By DEBRA SCHERBAN
@DebraScherban
Last modified: Friday, January 10, 2014
In 1988, the first year she was ordained as a priest in the Episcopal Church, Margaret Bullitt-Jonas of Northampton, remembers being alarmed as headlines about the dangers of greenhouse gases began appearing.
Then, a year later, after the massive Exxon Valdez oil spill off the shore in Alaska, she was moved to give her first sermon on environmental threats. It was Good Friday, and she couldn’t help but connect the devastating pollution with the religious observance at hand. “I felt we were getting a glimpse of the crucifixion of the Earth,” she said.
She was proud of her words that day, but when she sat down, a woman approached her, unimpressed: “I just don’t get it. What does religion have to do with ecology?”
Bullitt-Jonas has been explaining ever since.
Now, after 25 years of parish work in five congregations, including nine as priest associate at Grace Church in Amherst, she has created the perfect job for herself.
In September, Bullitt-Jonas asked Bishop Douglas Fisher to make her Missioner for Creation Care — a title she made up — for the Episcopal Diocese of Western Massachusetts.
He said yes, if he could find the funds. And right then, a donor presented the diocese with money to use for climate change work.
“It all came together in this very graceful way. It was amazing,” Bullitt-Jonas said.
She said her goodbyes at Grace Church — with lots of tears on both sides — and started her new job Jan. 1. The church has not yet chosen a replacement.
“We are so desperately sad to see her go but excited that she is going to do this,” said Lucy Robinson of Amherst, a Grace Church parishioner. She and Bullitt-Jonas headed a group called Greening Grace that promoted conservation at the church and participated in state and national events and protests.
“She was amazingly dynamic,” Robinson said. “She’s just been a total inspiration to so many people.”
Focusing Bullitt-Jonas full time on environmental work now is a way for the diocese to show support for reviving the planet, said Fisher.

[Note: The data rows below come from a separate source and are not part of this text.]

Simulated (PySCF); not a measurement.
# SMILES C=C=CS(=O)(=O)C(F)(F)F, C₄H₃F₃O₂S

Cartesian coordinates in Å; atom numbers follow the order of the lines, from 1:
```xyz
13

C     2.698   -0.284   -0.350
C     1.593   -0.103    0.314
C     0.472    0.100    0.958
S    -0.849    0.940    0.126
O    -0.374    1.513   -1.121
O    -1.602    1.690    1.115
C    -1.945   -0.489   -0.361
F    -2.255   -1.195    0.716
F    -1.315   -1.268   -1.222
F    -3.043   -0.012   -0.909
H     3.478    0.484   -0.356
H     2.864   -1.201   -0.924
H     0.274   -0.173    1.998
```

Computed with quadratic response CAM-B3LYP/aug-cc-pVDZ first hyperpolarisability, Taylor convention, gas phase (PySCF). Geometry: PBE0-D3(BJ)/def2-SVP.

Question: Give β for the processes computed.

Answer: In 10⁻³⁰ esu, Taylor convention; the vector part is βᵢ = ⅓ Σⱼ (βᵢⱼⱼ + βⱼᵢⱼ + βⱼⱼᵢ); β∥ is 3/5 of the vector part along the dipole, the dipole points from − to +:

“The environment belongs to God and we have really abused it through the years,” he said in a telephone interview. “Climate change is a real threat to future generations.”
He wants churches to lead the way, much as they did in past movements for change, such as civil rights. Bullitt-Jonas, he said, is a strong advocate.
“She’s authentic in her belief about this and she’s very, very knowledgeable,” Fisher said.
Nature’s spirituality
Bullitt-Jonas now works out of an office on the third floor of her home in Northampton, which is filled with books, posters and pictures of her ancestors. Her cluttered desk, where tomes on prayer are side-by-side with environmental treatises, faces a bay window that looks out over Bancroft Road. A painting of St. Francis of Assisi, the patron saint of ecology, which used to hang in her Grace Church office, adorns her hallway.
“I love to see him now at the top of my stairs,” she said. The painting, which incorporates the moon, waves, and the wind in his body, inspires her. “Everything is part of him. He knew his kinship was with all living beings and the elements.”
KINSHIP, in that same context, is printed on her Prius’ license plate. “All of creation is being sustained by God,” she said, and the mission should be to cherish, not destroy it. “I believe that God is very much with us when we work to get off fossil fuels and close down coal-fire power plants and turn toward clean safe renewable energy.”
Regardless of their religious beliefs — or non-beliefs — Bullitt-Jonas sees people drawn to nature in a way she deems spiritual. “When we want a conscious connection to a larger presence we go to the mountains, to the lake, to the ocean, ” she said. “We have a sense of the sacred disclosing itself to us.”
Over the years Bullitt-Jonas has participated in protests — and been arrested for helping to block the doors at the Department of Energy in Washington, D.C., a dozen years ago — preached, organized marches, lobbied legislators, arranged workshops, held retreats, wrote books, articles and letters, and advised and practiced ways to cut the use of fossil fuels.
But that isn’t enough.
“It wakes me up sometimes in the middle of the night when I think about how the climate is changing,” she said. “The oceans are heating up, the arctic is melting, the tundra is thawing and droughts are growing across Africa. It seems to me we have a very short window of time in which to make a difference.”
It was clear what she had to do.
“If I was on my death bed and looked back on my life, if I had not given 100 percent of my attention to caring for God’s creations I would feel that I had been living without integrity.”
Simplified life
She and Fisher will meet regularly to set her agenda. She’ll continue the work she has been doing all along, adding communicating through social media, organizing churches’ efforts and networking with climate activists to the mix. She is a board member of the Massachusetts-based Better Futures Project, and plans to use that position to make more connections.
She says she’ll take an interfaith approach. “The good news and bad news about climate change is that it affects all of us.”
Bullitt-Jonas, 62, is married to Robert Jonas, a retired psychologist who is chairman of the board of trustees of the Kestrel Land Trust in Amherst. They have grown children: a son, together, Sam Jonas, who is teaching English in Thailand, and Jonas’ daughter, Christine Labich, a landscape painter, who lives in Shutesbury with her husband and two children.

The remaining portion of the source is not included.